Thursday, November 20, 2025

Part VIII: Summary and Conclusions

This is the final essay of a series exploring the topic: What impact does political entrepreneurship have on freedom and flourishing? The series commenced with a Preface which provides a synopsis and explains why I think it is important to obtain a better understanding of political entrepreneurship.

——-

The purpose of this series of essays has been to explore the contribution that political entrepreneurship makes to human flourishing. A central issue is whether political entrepreneurship has a role to play in promoting a political and legal order more conducive to human flourishing.  

Each essay in this series has sought to address a question relevant to assessing the impact of political entrepreneurship on freedom and flourishing. The main points that emerge from each essay are as follows:

  1. This series of essays has focused on institutions related to liberty because those institutions are strongly linked to human flourishing. The links between freedom and flourishing are conceptual as well as empirical. Human flourishing is inherently individualized and self-directed. Liberty is necessary to enable individuals to flourish in different ways without the flourishing of some individuals or groups being given structural preference over that of others.
  2. At a national level, prevailing culture offers only a partial explanation of differences in economic and personal freedom levels. In several countries, political entrepreneurs and their ideologies have played an obvious historical role in bringing about economic and personal freedom levels that are substantially lower than predicted by underlying cultural values.
  3. Political entrepreneurship is similar in some ways to other forms of entrepreneurship. Don Lavoie’s suggestion that entrepreneurs play an interpretive role in complex systems is applicable to all kinds of entrepreneurship. Political entrepreneurs respond to public discourse by using it as a basis for policy innovation.
  4. Political entrepreneurship is largely about obtaining and using political power. Political entrepreneurs face incentives to exploit the misconceptions and irrational preferences of voters by making deals with narrow interest groups at the expense of consumers and taxpayers. Innovators among them have incentives to focus on niches in the marketplace of ideas that established parties don’t satisfy. However, political entrepreneurs who engage overtly in interest group politics are not always able to overcome opposition from other politicians who see benefits in seeking to serve broader community interests.
  5. Many political entrepreneurs are motivated by a desire to pursue economic, environmental and social objectives that are widely supported in the broader community. However, even modest attempts to steer the market system toward desired economic objectives often obstruct the price signals that convey information from consumers to producers about the most advantageous use of resources. Pursuit of social and environmental objectives is usually a matter of “muddling through” in the face of unintended consequences.
  6. Historically, the path-dependence of social norms has played an important role in slowing the emergence of interest group politics in the long-standing democracies. People were once more reluctant to become dependent upon government or to use the political system to obtain benefits at the expense of others than they are today. The erosion of those norms has led to increasing constraints on economic freedom, a decline in dynamism, and rapid growth in public debt. Path-dependence of social norms now poses a difficult challenge for political entrepreneurs seeking to promote policies that are more conducive to freedom and flourishing.
  7. The idea that autocrats have sometimes helped to promote greater economic freedom may not be entirely fanciful but empirical evidence certainly doesn’t support the idea that democracy, and the personal freedom associated with it, is incompatible with high levels of economic freedom. It is clear, nevertheless, that the long-standing democracies are experiencing difficulties in maintaining economic freedom in the face of interest group politics. Reform-minded political entrepreneurs in those countries have a great deal to learn from previous reform experiences. The problem of ensuring adoption of government policies that more consistently advance economic and personal freedom cannot be reduced to the question of how to elect better political entrepreneurs to national leadership positions. Institutional change is a complex process involving social movements, media organizations, and interactions between individual citizens, as well as local and national politics.

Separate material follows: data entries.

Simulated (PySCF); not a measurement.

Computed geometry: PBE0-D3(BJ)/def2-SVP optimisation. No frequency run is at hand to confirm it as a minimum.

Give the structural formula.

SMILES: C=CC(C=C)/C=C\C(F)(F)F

 In the preface I suggested that it is important to obtain a better understanding of political entrepreneurship at this time because there seems to be increasing support in liberal democracies for leaders who propose rule changes which are likely to have detrimental impacts on prospects for freedom and flourishing. In this series of essays, I have attempted to shed some light on the ways authoritarian leaders seek to appeal to the public but have not attempted to assess the gravity of current threats to liberty.

My concluding message for those who perceive that liberty is under threat is that they should emphasize the potential for positive relationships between democracy and human flourishing. Perhaps the most important thing I have learned in writing these essays is that my previous tendency toward cynicism about democracy was not entirely appropriate. If we want institutions that are more supportive of freedom and flourishing to become entrenched, we will need more supportive citizens engaged in discursive processes at all levels of society – that means more democracy, not less.